Now, there are multiple perspectives to consider when critiquing any text. In this case the two primary viewpoints to consider are that of the student and that of the teacher. As students we value speed, efficiency, clarity and understanding when we are dissecting our text books. Having information laid out in a form that allows us to quickly read and extract the testable points saves us time and confusion. On the other hand, a teacher, particularly one of the English persuasion, may place a greater responsibility on the student and less on the clarity of the text. They may want you to engage and interact with the information in a more abstract way with the belief that struggling through complex concepts will give you the opportunity to discover meaning through your own immersion in the reading and force you to define key points in your own terms. To that end, I completely agree. Surprised? Well, this approach is extremely useful and it does serve to increase ones reading comprehension and text dissection adroitness.
But, as we have discussed multiple times, it is all about the paradigm, the context, the situation. In this case we are dealing with a book that holds a monopoly on its subject matter. There are virtually no other publications out there that address this topic from an educational perspective, which serves to undermine the overall credibility of this work in that it cannot be compared to equivalent texts which ironically serves as the reason for its general acceptance in academia. When analyzing the components of a novel, a news article, or even academic information in a field you are familiar with, engaging in the intellectual process of induction and deduction can be a very useful and beneficial tactic. This is not the case with Baugh and Cable. They have written a book that is used by students who are ignorant of the majority of the information being presented, in a style that caters to the linguists and Old English scholars, not to students. This inaccurate intimation of the readers preliminary understanding leads to a lack of any definitive description or explanation of the term in question. This results in the relay of arbitrary, germane information about observable changes of inflection in the English language that are essentially hieroglyphic to the reader who lacks the necessary, preexisting knowledge needed to derive any useful intelligence from this text.

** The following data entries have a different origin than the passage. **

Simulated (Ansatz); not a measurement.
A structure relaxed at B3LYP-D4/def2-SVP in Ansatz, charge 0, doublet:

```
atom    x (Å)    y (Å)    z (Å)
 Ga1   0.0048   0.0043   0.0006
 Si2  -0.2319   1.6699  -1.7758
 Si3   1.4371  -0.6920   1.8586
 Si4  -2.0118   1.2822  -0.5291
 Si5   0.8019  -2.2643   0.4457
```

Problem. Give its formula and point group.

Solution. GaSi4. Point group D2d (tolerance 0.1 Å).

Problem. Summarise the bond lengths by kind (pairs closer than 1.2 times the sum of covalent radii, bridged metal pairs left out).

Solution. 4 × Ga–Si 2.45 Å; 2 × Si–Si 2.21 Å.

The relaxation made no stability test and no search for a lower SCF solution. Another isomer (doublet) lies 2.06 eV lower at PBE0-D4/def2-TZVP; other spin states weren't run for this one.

Our discussion here has skimmed the surface of how official style can be used ineffectively, while also keeping in mind that our ability to engage with this kind of material is a skill that we, as educated individuals must accept as a necessity. This impacts my argument and creates the need for a specification. This text, while containing a great deal of information about the English language that should be a part of this course curriculum, must be assessed for its appropriateness. The book itself may not be as useless to somebody pursuing the study of Old English so to that end I must capitulate that this text is not entirely pointless and does have a potential classroom application. Given this concession, we have raised the question of the import of variety. When we are presented with information on any subject, a lack of available alternative sources should be a concern. We must always be critical of what we read but this is only possible through the application of caparison and where none is available our mind set should remain dubious.
The official style has been dubbed the dominant style of our time and is found everywhere from legal doctrines to political speeches, textbooks to memos, and has given us a comfortable form in which to express ourselves intellectually and professionally. But. as we have discussed, the use of this style must be considered with care when implementing it in our writing. It is crucial to consider your audience in order to gauge the degree to which you employ this language strategy and as we have seen, Baugh and Cable have failed miserably in this regard. They have created a textbook that caters to themselves and the result is a useless pile of paper that has been forced upon students who must constantly struggle to read and dissect its incoherent pages. Our writers have demonstrated zero consideration for their audience and utilized expletives to such a degree as to make their words unreadable and their concepts indecipherable. This book is a prime example of the official style gone wrong and proof that just because you as a writer understand what you are saying does not mean that your words have any value to those who will eventually be forced to read them.